# Multiple Regression (gradient descent)

Here regression weights are optimized with gradient descent.

In [4]:
import graphlab
import numpy as np

# Load in house sales data

Dataset is from house sales in King County, the region where the city of Seattle, WA is located.

In [3]:
sales = graphlab.SFrame('kc_house_data.gl/')

[INFO] GraphLab Create v1.8.3 started. Logging: /tmp/graphlab_server_1463781390.log


# Convert to Numpy Array

The following function accepts an SFrame, a list of feature names (e.g. ['sqft_living', 'bedrooms']) and an target feature e.g. ('price') and will return two things:
* A numpy matrix whose columns are the desired features plus a constant column (this is how we create an 'intercept')
* A numpy array containing the values of the output

In [5]:
def get_numpy_data(data_sframe, features, output):
    data_sframe['constant'] = 1 # bias (intercept) column
    # add the column 'constant' to the front of the features list so that we can extract it along with the others:
    features = ['constant'] + features 
    # select the columns of data_SFrame given by the features list into the SFrame features_sframe (now including 
    # constant):
    features_sframe = data_sframe[features]

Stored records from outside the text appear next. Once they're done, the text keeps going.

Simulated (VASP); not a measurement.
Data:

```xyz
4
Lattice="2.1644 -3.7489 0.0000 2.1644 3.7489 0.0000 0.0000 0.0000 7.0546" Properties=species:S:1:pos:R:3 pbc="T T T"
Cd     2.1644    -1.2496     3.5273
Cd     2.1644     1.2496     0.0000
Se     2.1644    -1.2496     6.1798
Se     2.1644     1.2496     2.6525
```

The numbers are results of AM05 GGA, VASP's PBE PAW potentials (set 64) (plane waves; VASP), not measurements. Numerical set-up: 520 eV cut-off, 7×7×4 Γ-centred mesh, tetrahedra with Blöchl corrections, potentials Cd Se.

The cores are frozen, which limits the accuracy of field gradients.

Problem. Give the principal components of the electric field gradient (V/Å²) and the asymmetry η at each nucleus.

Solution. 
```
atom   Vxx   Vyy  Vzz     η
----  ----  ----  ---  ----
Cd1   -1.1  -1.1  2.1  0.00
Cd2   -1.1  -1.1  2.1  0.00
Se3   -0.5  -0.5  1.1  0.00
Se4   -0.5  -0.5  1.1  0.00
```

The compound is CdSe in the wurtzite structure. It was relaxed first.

    # the following line will convert the features_SFrame into a numpy matrix:
    feature_matrix = features_sframe.to_numpy()
    # assign the column of data_sframe associated with the output to the SArray output_sarray
    output_sarray = data_sframe[output]

    # the following will convert the SArray into a numpy array by first converting it to a list
    output_array = output_sarray.to_numpy()
    return(feature_matrix, output_array)

Test: Use the 'sqft_living' feature and a constant as our features and price as our output:

In [9]:
(example_features, example_output) = get_numpy_data(sales, ['sqft_living'], 'price') 
print example_features[0] # same as [0, :]
print example_output[0] 

[  1.00000000e+00   1.18000000e+03]
221900.0


# Predicting output given regression weights

Suppose we had the weights [1.0, 1.0] and the features [1.0, 1180.0] and we wanted to compute the predicted output 1.0\*1.0 + 1.0\*1180.0 = 1181.0 this is the dot product between these two arrays. If they're numpy arrayws we can use np.dot() to compute this:

In [10]:
my_weights = np.array([1., 1.]) # the example weights
my_features = example_features[0] 
print 'features', my_features
predicted_value = np.dot(my_features, my_weights)
print 'predicted val', predicted_value

features [  1.00000000e+00   1.18000000e+03]
predicted val 1181.0


Predict output: the dot product of the feature_matrix and the coefficients (weights).

In [11]:
def predict_output(feature_matrix, weights):
    # assume feature_matrix is a numpy matrix containing the features as columns and weights is a corresponding numpy
    # array create the predictions vector by using np.dot()
    predictions = np.dot(feature_matrix, weights)
    
    return(predictions)

In [12]:
test_predictions = predict_output(example_features, my_weights)
print test_predictions[0] 
print test_predictions[1] 

1181.0
2571.0


# Computing the Derivative

Compute the derivative of the regression cost function (RSS). 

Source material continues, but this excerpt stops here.